21 May 2013

Mideast Art

Image, Space and Power: Photography and Paradox in Algeria

This photograph nearly got me arrested. Yeah, yeah—I’m being hyperbolic here, but I’m also not joking. What is this image, exactly? It is a few pieces of bread wrapped in a plastic sack—resting against a wall in Algiers, it’s a small still life in a public park on a cloudy afternoon. It’s also a rapid-fire introduction to the politics of power, public space and images in contemporary Algeria.

I moved to Algiers for a brief term of comparative research for my doctoral dissertation, which primarily concentrates on Morocco. However much I’d like to pretend otherwise, I arrived with latent, pre-determined notions of a culturally-unified “Maghreb”— the kind of ideas a good cultural theorist (or non-blind observer) will quickly destroy.

In essence, I had that god-awful, “intro-to-the-Middle-East-and-North-Africa-course” mentality. I expected to find the shared traditional complexes provided by a common religion, geographical proximity, Amazigh (Berber) / Arab cultural amalgamation and the experience of French colonial occupation and exploitation.

Stupid me—I forgot about a little thing called “the political.”

In Morocco, images of public buildings such as Parliament are understood to be off-limits; I was told similar things concerning Algeria. Due to an exhausting history of political conflict within the capital city in particular, heightened concern for security often translates to a paranoia surrounding photography (coupled with suspicion for journalists). Of course, police stations, military installations, seaport buildings and the People’s Palace never struck me as appropriate or allowable photographic objects—bread, however, was a different story—or so I thought. I chose to photograph this innocuous picture, as it does illustrate part of an extant, shared cultural complex—the belief that bread should never be placed in the trash, but left outside instead. Banal, right? Apparently not.

Like many public places in the capital city, Liberty Park has phenomenal architecture, beautiful gardens and interesting multi-lingual graffiti, young couples huddled together, stealing a moment of solitude, businessmen reading the paper and unemployed teens lounging around. This is the allegedly public space where I’ve witnessed tourists and Algerians snapping away at the intricately tiled mosaic and the finely engraved plaque at the entrance to the park.
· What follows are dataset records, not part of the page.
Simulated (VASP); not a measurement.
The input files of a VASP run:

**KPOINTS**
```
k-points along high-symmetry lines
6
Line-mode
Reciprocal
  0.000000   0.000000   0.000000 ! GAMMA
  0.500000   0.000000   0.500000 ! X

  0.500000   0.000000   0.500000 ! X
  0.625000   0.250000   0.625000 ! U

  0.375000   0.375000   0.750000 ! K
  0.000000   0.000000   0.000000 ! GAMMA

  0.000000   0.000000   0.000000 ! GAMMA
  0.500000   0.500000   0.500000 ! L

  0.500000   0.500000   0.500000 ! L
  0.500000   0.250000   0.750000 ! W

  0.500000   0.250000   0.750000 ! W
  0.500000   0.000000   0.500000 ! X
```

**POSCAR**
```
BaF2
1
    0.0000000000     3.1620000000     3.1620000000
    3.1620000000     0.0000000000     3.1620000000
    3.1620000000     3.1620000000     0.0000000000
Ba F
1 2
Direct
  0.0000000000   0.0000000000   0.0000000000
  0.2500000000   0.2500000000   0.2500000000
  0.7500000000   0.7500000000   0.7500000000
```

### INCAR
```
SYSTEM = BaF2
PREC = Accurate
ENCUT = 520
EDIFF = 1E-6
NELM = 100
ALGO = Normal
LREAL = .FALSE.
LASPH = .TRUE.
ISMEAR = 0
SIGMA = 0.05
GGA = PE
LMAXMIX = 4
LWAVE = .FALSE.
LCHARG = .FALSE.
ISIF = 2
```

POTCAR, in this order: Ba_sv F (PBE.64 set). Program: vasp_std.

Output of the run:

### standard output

I crouched down, took the picture, stood back up, dusted myself off and turned to leave. An older man dressed in everyday attire appeared out of nowhere yelling at me in Arabic—he didn’t look like a policeman or an undercover security agent or even a park attendant. “Why are you taking pictures?” he barked at me. “What are you doing?”

Immediately, I was taken aback. Because he approached me in Arabic, I answered immediately in Arabic. It would have been better to respond in French, but I’m quicker on my feet in Arabic, and using English didn’t even come to mind. I assumed that I should leave out “I’m here for research,” or the fact that I write for a media outlet—if not exactly a “journalist.” I couldn’t exactly claim tourism, since I had a cultural visa for studies instead. All of the sudden, I had eight more men surrounding me. I don’t know where they were standing before; I hadn’t seen any of them in the half hour I’d been walking through the park. They circled me, blocked the stairs exiting the park, and the following is a brief account of the cacophony that ensued:

--“What, the picture I just took?”

--“Yes—WHY did you take that?!”

--“The picture of the bread? By the wall?!”

--“Yes! That picture—why?”

--“Because…it’s a beautiful image?”

--No, no, no, absolutely not.”

--“Calm down, brother, it’s just a piece of bread—I don’t see the problem.”

--“You tell me to calm down?! No, that’s absolutely forbidden. NO PICTURES. What do you do with these images? Why are you taking pictures?”

--“I’m a photographer, I’m an artist—it’s what I do.”

--“Where do you send them? Who sees them later?”

--“No one, it’s for my art. Is that a problem?”

--“Yes, it’s a problem—that’s illegal here!”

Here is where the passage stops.